Card appearanceWe'll cut right to the chase and take a look at the card. Ryszard's initial review should give you an excellent grounding into why ATI feels that the 9800XT is the card to have for hardcore enthusiasts.
Oh my. Now go back and have a look at the reference card and then take a second look at Hercules' effort. Call me a cynic but it looks as if Hercules' design department took a week off here. The design is startlingly similar. The same large copper-clad GPU heatsink, the same whisper-quiet fan, and the same location for the auxilary power connector. There's absolutely nothing wrong with reference designs, of course, it's just that Hercules is known for doing things a little different.

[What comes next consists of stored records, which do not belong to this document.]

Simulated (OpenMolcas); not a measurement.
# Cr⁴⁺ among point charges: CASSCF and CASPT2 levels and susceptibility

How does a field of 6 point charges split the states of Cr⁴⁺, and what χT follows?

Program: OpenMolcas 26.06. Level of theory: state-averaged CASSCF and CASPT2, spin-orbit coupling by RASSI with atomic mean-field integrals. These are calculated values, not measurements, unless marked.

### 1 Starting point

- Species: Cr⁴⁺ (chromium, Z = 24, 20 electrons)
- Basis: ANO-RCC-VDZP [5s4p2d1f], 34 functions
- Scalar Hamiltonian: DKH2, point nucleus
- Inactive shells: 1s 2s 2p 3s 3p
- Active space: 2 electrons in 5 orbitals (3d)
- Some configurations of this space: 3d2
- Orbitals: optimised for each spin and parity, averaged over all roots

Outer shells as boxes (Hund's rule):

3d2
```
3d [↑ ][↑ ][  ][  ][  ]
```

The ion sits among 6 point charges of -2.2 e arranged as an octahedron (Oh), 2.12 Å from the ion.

Compared to the 9800 Pro, the card feels a lot, lot more substantial. The copious amounts of copper, both front and back, help to give it an expensive feel.
The above shot highlights just how the GPU heatsink is designed. A slab of copper sits on top of the new R360 core. Surface cooling area is maximised by using a ribbed fin approach. The same method is used all around the heatsink and it gets warm after prolonged load, suggesting that it is working in some fashion. The standard molex connector feeds the card with enough juice for it to flex its 412MHz core muscles. Remember that the 9800XT is still based on a 0.15-micron manufacturing process, so it has a propensity to get warm under the collar. It also uses 256MB (8x 256Mbit TinyBGA chips) of onboard RAM for frame-buffer duties. We've previously seen that push up the price and do little for performance in today's games. Future games, though, will no doubt load the texture memory to 200MB and beyond.
Unlike ASUS' 9800XT, the Hercules 3D Prophet 9800XT doesn't feature VIVO capability as standard. Hercules may argue that there's a decent ATI All-In-Wonder card for those that want extra connectivity functions, but we reckon £375 deserves a little more than just plain ol' TV-Out. HD15 and DVI connections flank the S-Video socket. I'll jump up and down in joy the day that someone decides to market a twin DVI 9800XT.
The back of the Hercules card carries on the reference cooling theme. The large copper heatsink is attached on via two screws that are secured from the topside and the small piece of securing metal that you see across the bottom of the heatsink. There's also Thermal Interface Material between the rear heatsink and TinyBGA modules, which are devilishly difficult to picture.
According the labelling of the Hynix 8 x 256Mbit (8Mx32) chips, they're rated to an impressive 800MHz DDR at 2.8v. The nominal rating for a 9800XT's memory is 'only' 730MHz. We'll see just how far it goes when we try to overclock it later. All in all, a reference design with some decent memory. We can't really argue with that. The Rage Theater ASIC would have been a nice bonus, though.